United States Court of Appeals, Sixth Circuit

August 23, 2019

April Miller; Karen Ann Roberts; Shantel Burke; Stephen Napier; Jody Fernandez; Kevin Holloway; L. Aaron Skaggs; Barry W. Spartman, Plaintiffs-Appellees,
v.
Elwood Caudill, Jr., in his official capacity as Rowan County Clerk, Defendant-Appellee/Cross-Appellant, Rowan County, Kentucky, Defendant-Appellee, Matthew G. Bevin, in his official capacity as Governor of Kentucky; Terry Manuel, in his official capacity as State Librarian and Commissioner of the Kentucky Department for Libraries and Archives, Third Party/Defendants-Appellants/Cross-Appellees.

          Argued: January 31, 2019

          Appeal from the United States District Court for the Eastern District of Kentucky at Ashland. No. 0:15-cv-00044-David L. Bunning, District Judge.

         ARGUED:

          Palmer G. Vance, II, STOLL KEENON OGDEN, PLLC, Lexington, Kentucky, for Matthew G. Bevin and Terry Manuel.

          William E. Sharp, BLACKBURN DOMENE & BURCHETT, PLLC, Louisville, Kentucky, for April Miller, et al. Roger K. Gannam, LIBERTY COUNSEL, Orlando, Florida, for Elwood Caudill, Jr.

         ON BRIEF:

          Palmer G. Vance, II, William M. Lear, Jr., STOLL KEENON OGDEN, PLLC, Lexington, Kentucky, for Matthew G. Bevin and Terry Manuel.
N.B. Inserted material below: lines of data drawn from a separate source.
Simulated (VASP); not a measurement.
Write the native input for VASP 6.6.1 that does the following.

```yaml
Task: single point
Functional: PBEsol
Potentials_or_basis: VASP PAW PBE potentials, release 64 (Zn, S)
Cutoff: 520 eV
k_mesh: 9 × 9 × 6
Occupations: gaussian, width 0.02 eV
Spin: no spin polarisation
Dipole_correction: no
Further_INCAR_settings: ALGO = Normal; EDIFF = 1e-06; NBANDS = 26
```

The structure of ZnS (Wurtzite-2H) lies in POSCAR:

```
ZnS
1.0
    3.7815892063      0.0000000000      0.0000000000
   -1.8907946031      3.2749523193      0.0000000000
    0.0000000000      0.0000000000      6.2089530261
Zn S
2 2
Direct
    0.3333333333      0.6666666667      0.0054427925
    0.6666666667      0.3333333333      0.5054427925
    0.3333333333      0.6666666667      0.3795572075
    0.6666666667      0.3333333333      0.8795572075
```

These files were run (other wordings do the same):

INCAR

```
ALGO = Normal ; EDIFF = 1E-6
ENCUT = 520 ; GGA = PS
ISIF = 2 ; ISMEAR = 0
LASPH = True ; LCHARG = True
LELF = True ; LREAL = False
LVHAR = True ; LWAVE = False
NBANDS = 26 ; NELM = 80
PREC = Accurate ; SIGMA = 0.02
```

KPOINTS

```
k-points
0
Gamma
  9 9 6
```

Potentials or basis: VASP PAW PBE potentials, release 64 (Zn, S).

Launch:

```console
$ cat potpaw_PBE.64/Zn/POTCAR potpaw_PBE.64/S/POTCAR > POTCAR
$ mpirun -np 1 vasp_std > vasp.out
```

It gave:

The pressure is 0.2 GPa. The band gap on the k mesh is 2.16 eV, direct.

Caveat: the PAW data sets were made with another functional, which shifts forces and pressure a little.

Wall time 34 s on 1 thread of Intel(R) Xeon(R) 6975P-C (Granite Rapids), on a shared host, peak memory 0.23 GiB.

          William E. Sharp, BLACKBURN DOMENE & BURCHETT, PLLC, Louisville, Kentucky, James D. Esseks, Ria Tabacco Mar, Daniel Mach, Heather L. Weaver, AMERICAN CIVIL LIBERTIES UNION FOUNDATION, New York, New York, Daniel J. Canon, Laura E. Landenwich, CLAY DANIEL WALTON & ADAMS, Louisville, Kentucky, Amy D. Cubbage, ACLU OF KENTUCKY, Louisville, Kentucky, for April Miller, et al.

          Roger K. Gannam, Mathew D. Staver, Horatio G. Mihet, Kristina J. Wenberg, LIBERTY COUNSEL, Orlando, Florida, for Elwood Caudill, Jr.

          Jeffrey C. Mando, ADAMS, STEPNER, WOLTERMANN & DUSING, PLLC, Covington, Kentucky, for Rowan County.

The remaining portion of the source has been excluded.